Wednesday, August 11, 2010
An Idiot’s Guide to Crack Chemical Core Disciplinary Courses (CDCs) Part 1
It has been exactly one year since I first thought of writing this post. Frankly speaking, I used to motivate myself by thinking that If I get a CDC GPA of 10, I would type out something like this. I managed to keep my dreams alive till the second semester but the moment I came to know that there is a CDC called Process Control in the 2nd semester , I knew I would never make it because I had made a ‘D’ in control systems. In the end, I ended up making a GPA of 9.59 in my core courses that include Fluid Flow Operations, Process Calculations, Petroleum Refining and Petrochemicals and Computational Transport Phenomena. But still, as a tribute to the long cherished dream and my unflinching dedication I jot this post down for my juniors.
I have called this an Idiot’s guide because I myself made an ‘A’ in a technical subject as late as in 2-2.Also there is no need of so called “Interest in chemical” in achieving this feat. I admit I did this quite mechanically.
To perform well in BITSian Chemical courses, you need to believe in history more than Chemical Engg. because history (read last year’s questions)repeats itself in the chemical courses’ tuts, tests, quizzes and comprees. The quizzes are essentially repetitive in nature. Overall the courses are nothing to worry much about. The grueling tuts ensure that you do not have to cover much syllabus on the eve of any exam. The key to success is cracking the Test1s.This eases out a lot of pressure and also creates interest in the course. It is also important to go to the classes from time to time to keep track of the syllabus. Also, the topics covered in last 5/6 lectures of the semester would carry disproportionately high marks in the comprees. Now, I present the course wise description.
Chemical Engineering Thermodynamics(CET): This course should actually be called calculation engg. thermodynamics/ techniques .The course is taught using primitive techniques which leaves the student overwhelmed with the calculations involved rather than being able to understand the concepts. The more you score in tuts the better it is as the tuts are really very easy .They are mostly based on derivations of relations covered in the previous class.

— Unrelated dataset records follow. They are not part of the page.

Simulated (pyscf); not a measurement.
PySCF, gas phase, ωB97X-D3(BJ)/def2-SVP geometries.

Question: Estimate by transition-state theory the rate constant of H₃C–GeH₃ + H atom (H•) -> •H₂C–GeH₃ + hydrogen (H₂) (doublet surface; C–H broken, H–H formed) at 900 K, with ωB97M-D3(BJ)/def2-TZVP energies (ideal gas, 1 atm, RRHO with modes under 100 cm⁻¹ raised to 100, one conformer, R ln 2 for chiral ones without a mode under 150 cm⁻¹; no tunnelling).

Skill set required: mastery over your calci, solved examples, Last year’s question papers.
Important Topics: Generalized Correlations of state for gases, fugacity and fugacity coefficient, Residual Properties.
Grading: depends upon Batch performance. About 15 /85 ‘A’s would be awarded.
Caution!!! : Do solve a few questions COMPLETELY before appearing in the test.
Mass Transfer Operations (MTO): This is one course where you can expect the unexpected(i.e little repetition of historic questions)This course is on the tougher side . The course is designed based and does give a peep into applied chemical Engineering. The textbook won’t serve much purpose from exam point of view and you need a microscope to decipher the text. Class Notes will go a long way even after the course get over. VERY IMPORTANT from placement point of view. Do attend the classes regularly for this course.
Skill set required: Patience (attending classes is a must).Graph plotting.
Important Topics: Maccabe Smith and Ponchon-Savrit method of designing Distillation columns, Leaching, Absorption. HTU-NTU concept
Grading: shall be on the tougher side.
Caution!!! : Continuously 4 tuts will be held back to back and then there would be a long lull. The rest would be in the last four tut classes.
HEAT TRANSFER OPERATIONS: The course is basically pure Physics. It stands out as one of the more interesting and insightful course of the chemical engg. syllabus at BITS. It deals with the phenomena of conduction, convection and radiation. It is important to note that the test 2 would be very tough(our time av. was 6!).Its important from placement point of view as well.
Skill set required: Clear understanding of the physical phenomena, ability to skim through large information and identify the correct formula to be used.
Important Topics: Fins, Condensation and boiling, Radiation (the electrical analog method),Design of heat exchangers
Grading: depends upon performance. About 15/83 ‘A’s in our time.
Caution!!! : Do practice some derivations for the comprees. Although it’s humanly impossible to derive such stuff, at least give them a try.
Selected Chemical Engineering Operations: oh! who can forget the obnoxious noise of the Ball Mill in the SCEO lab. This course primarily deals with mechanical operations involved in the chemical industry. The course is 50% theory so it becomes important to attend classes. Also, the number of solved examples is the text are very few so you need to make sure you have practiced all the relevant material.
Important Topics: Filtration, Drying, Adsorption
Grading: shall be on the easier side. About 20/83 ‘A’ s in our time.
Caution!!! : The questions in the Tests/Quizzes might often be wrong. So, don’t waste your time on any particular question and move on. In the case of question being wrong, the solutions of your batch’s topper would be deemed correct, howsoever illogical, impractical and impossible they might seem.
The second semester CDCs and some popular electives shall follow in the next post.
That’s all from my side guys, it’s up to you to accept the challenge and put in your efforts or just let things go. You can always contact me on firstname.lastname@example.org.Also, these are just suggestions and personal experiences and hence not under legal jurisdiction of any court.
All the best.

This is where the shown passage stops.